Tuesday, August 28, 2012
The Sentinels
[**EDIT** I am no longer allowed to write before my coffee.]

In the suburb I grew up in, the migratory patterns of black birds marked the turning of the year. I remember as a child being so completely enthralled by their visits.

Sitting in the back seat, looking out and seeing them turn the thin black lines between telephone poles into thick lines, alive and moving and breathing. They would scoot over to make room for more birds when it seemed like there was no more room. Sometimes we would stop at a traffic light and the birds would all fly up off of one wire in a huge black swarm and then, in a psychedelic wave pattern, they would casually swoop up and around and then regroup on another wire entirely.

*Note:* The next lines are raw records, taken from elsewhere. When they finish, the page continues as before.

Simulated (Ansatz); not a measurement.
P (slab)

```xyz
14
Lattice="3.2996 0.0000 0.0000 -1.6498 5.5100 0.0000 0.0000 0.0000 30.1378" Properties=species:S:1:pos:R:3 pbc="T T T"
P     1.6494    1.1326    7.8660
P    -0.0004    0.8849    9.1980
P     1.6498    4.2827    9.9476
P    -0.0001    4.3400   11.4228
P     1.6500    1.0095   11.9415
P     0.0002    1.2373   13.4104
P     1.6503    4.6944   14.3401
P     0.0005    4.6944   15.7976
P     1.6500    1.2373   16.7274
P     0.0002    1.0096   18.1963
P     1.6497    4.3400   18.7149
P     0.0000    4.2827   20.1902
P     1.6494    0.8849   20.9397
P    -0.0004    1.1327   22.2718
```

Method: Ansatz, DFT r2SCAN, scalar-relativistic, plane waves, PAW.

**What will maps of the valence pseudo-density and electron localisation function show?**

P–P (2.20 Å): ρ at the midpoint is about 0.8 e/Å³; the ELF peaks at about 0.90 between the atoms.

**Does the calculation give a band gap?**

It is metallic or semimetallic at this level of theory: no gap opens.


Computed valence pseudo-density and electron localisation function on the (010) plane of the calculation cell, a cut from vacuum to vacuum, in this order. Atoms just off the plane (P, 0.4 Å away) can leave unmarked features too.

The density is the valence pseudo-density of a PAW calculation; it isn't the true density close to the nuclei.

Thousands upon thousands of them. You could hear them all talking to each other in hushed tones. Small chirps and squawks became choruses of whispers that joined together so loud that you could barely hear yourself talk. They dotted the sky, and their movements were mathematical algorithms, like some advanced three dimensional graphing calculator. They always gave me a sense of comfort and continuity when they came. I didn’t know what they were and I barely understood why they came, but there was something epic and grand about them. They perched all along the roads like gargoyles in some great cathedral, and they gave me a sense of security that made me intimately aware of some of the more psychological purposes of the stone sentinels in old gothic architecture.

They don’t come through quite as often anymore. Neither do the monarch butterflies that used to migrate through here as well. I don’t know if it’s because the Houston “swamp”(If you can still call it a swamp) has become less hospitable to them, or if perhaps they found a better route. But every now and then we’ll have some of their descendents dotting the powerlines, and when they do come, it always fills me with that childlike awe and wonder that ever so slowly drains out of adults. I’ll often find myself sitting at a light for a few seconds longer, after the light has turned green, in a desperate attempt to seize that feeling and hold onto it a little longer. Then the car behind me honks and I am torn away from the intersection of my modern life and the pure unadulterated joy of my childhood, leaving it defended by my little black sentinels.